The 411

Welcome to Lessons from Local Youth

Oct 9, 2017 | Uncategorized | 0 comments

Welcome to the FORCE Detroit website! Thank you for your visit. I am going to take this opportunity to share a little about myself, my insights and what compels me in this work.

Detroiters are not going to loose the swag in our step or the slang from our tongues in order to become community leaders, excel in school, or be respected business people. It just ain’t finna’ happen.  So in this role, I am compelled by the idea that in order to advocate for policies that work, we also have got to figure out ways to create structures that are culturally competent and realistically fit within the experiences of Detroiters.

I am reminded of when I used to teach poetry on Friday nights at a teen center in Detroit’s Northend. Every friday night, about a dozen or so young men who wanted to be rappers would show up at the center – with oversized pants that clung to their thighs, hats twisted in every kind of direction, all of them wearing bright red and smelling like weed that had been stuffed in an athlete’s old tube socks. Their appearance would drive my supervisor crazy. Without fail, every week, he would immediately address the issue of their appearance; And every week I would shoo him back to his office, away from my youngins.

What my supervisor, and many others, fail to acknowledge is that whatever negativity these guys wanted – from drugs to drama to danger – was right outside our door step. Forcing them to take off their hats and pull up their pants wouldn’t change the violence in the neighborhood or availability of drugs in the neighborhood. That negativity was present and always ready to devour, long after our doors were closed. The teen center, which was always underfunded and understaffed, never closed later than 8pm. There was literally nothing we could do to protect those young men from whatever mischief they could find beyond that point. Instead of choosing negativity, those young men were choosing to spend their friday nights dissecting the verses of MCs that they respected and learning about how to combine poetic devises to make their writing better. This was nighttime English class without the Shakespeare. It was literally the wackest, most anti-cool way they could have chosen to spend their friday nights. These young men and their approach to writing offered a potential solution to Detroit’s illiteracy problems (some research estimates that illiteracy rates in Detroit hover around 51% of the population). Those young men were hungry for more, leaning in and spending their free time learning. And they would have never been acknowledged for it because of their appearance.

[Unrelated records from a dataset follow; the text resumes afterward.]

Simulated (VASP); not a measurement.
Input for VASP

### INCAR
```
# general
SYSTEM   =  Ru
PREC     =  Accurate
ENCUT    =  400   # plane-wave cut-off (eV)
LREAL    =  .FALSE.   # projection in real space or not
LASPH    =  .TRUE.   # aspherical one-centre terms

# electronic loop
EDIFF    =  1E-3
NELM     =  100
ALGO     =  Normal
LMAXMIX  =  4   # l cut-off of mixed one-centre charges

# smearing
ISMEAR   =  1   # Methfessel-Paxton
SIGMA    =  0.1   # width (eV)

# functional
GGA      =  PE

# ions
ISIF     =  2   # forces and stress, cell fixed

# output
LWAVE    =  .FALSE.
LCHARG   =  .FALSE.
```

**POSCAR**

This example is in many ways is a microcosm of Detroit, and how many organizations are approaching developing solutions for my city. Detroiters are not going to “pull up their pants” because they want, and deserve, access to quality education, meaningful opportunities to transition their hard hustles into entrepreneurial opportunities, affordable running water, access to quality food, and a local police force that reflects our community and is prepared to protect and serve rather than target and ticket us. Its at that identity intersection and with that insight that I do my work. I hope to be among those fighting for culturally competent solutions in Detroit.

I dedicate this blog and my work to Local Youth and the UAC, my spiritual teachers, my business and social justice mentors, and all the youth who were open to sharing their lives and insights with me as a youth worker. May my work be always be relevant, non-elitist, and impact the people who are hurting the most.